On top of Wonka, I must say I love the choices made concerning Charlie as a character. Like Wonka, there are moments in the musical that are highlighted in order to make the overall story flow and feel comprehensive. There is a touching little part of the musical that has Charlie writing a letter to Wonka about invention ideas. At the end of it, he makes the letter into a paper airplane and tosses it out the window. It's revealed at the end of the musical that Wonka received and read the letter which further cemented Charlie as a possible candidate to receive the factory. It is just a cute little moment that lets us really see into Charlie's mindset while also providing a chance for Charlie and Wonka to connect. Overall, Charlie's character in this musical really was a nice addition to Dahl's candy-coated universe.
As a musical, one must comment upon the musical numbers. For me, the only way I can describe them is that they are a lot of fun. Personally, they matched the wild and zany tone of the musical. The characters had a lot of fun expressing their personalities through the songs and they were equally as fun to listen and watch. It was interesting to see how the five ticket winners were expressed not only in costume, but in their songs as well; with different song styles and outfits, it was really cool to see these characters further explored through song. In showing personal bias, I would have to say that my favorite song moments come from Wonka himself. His songs are absolutely charming and the personality that comes with them just emphasizes this point. In both versions I have listened to, the Wonkas do a great job at capturing a wild yet whimsical feeling just in the way that they sing. Overall, I would definitely give these soundtracks a listen.

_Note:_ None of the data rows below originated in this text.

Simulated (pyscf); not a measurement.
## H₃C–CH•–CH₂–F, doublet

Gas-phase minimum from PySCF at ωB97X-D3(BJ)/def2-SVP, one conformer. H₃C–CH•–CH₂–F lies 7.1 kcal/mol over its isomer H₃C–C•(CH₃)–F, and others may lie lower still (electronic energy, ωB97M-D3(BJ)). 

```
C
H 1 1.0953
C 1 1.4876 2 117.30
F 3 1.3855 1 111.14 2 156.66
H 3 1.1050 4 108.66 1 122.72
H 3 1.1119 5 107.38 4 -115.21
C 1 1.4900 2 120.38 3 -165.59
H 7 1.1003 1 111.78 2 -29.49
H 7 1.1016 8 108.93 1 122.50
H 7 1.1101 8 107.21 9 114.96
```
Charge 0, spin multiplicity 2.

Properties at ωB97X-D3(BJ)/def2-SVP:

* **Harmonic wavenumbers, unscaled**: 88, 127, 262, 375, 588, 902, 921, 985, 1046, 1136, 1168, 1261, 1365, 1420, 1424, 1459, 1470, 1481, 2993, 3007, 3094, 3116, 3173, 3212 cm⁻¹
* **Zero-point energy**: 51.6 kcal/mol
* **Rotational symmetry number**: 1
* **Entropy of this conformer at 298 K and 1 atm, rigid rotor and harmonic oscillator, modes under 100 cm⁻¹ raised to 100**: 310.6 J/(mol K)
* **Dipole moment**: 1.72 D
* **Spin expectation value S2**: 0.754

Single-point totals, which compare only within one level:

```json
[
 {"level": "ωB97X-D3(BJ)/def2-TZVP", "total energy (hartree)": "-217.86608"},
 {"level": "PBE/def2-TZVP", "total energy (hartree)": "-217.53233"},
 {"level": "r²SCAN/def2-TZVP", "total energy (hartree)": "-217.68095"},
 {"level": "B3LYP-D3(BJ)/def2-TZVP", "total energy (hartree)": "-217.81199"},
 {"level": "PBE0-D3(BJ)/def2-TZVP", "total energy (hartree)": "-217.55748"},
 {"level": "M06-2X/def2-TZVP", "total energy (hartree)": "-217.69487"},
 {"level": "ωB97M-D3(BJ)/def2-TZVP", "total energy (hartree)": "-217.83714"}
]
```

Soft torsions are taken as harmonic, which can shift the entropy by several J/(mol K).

With all of these things in mind, I can't help but talk about the wildest thing of all to me about the musical as whole: how dark it turned out to be in the end. Now, this is one place that the book and the movies split in terms of storytelling. The remake does a good job at establishing through a single scene that though the other four ticket winners go through moments of hardship and have to learn a lesson, they are okay in the end. They come out of the madness that is Wonka's factory breathing and, for the most part, well. The musical on the other hand, can not claim the same thing. When it comes to the visuals concerning the children in the factory, it holds no punches and leaves us feeling awed and, at times, honestly creeped out. The bright and whimsical part of this musical keeps me entertained, but it is the darker sections that keep me absolutely captivated. Tis wonderful mix creates an interesting musical experience that I dare not spoil for you. I highly recommend you check it out for yourself.
Overall, this musical was a fun experience and reminded me once again what I loved about the original Dahl story.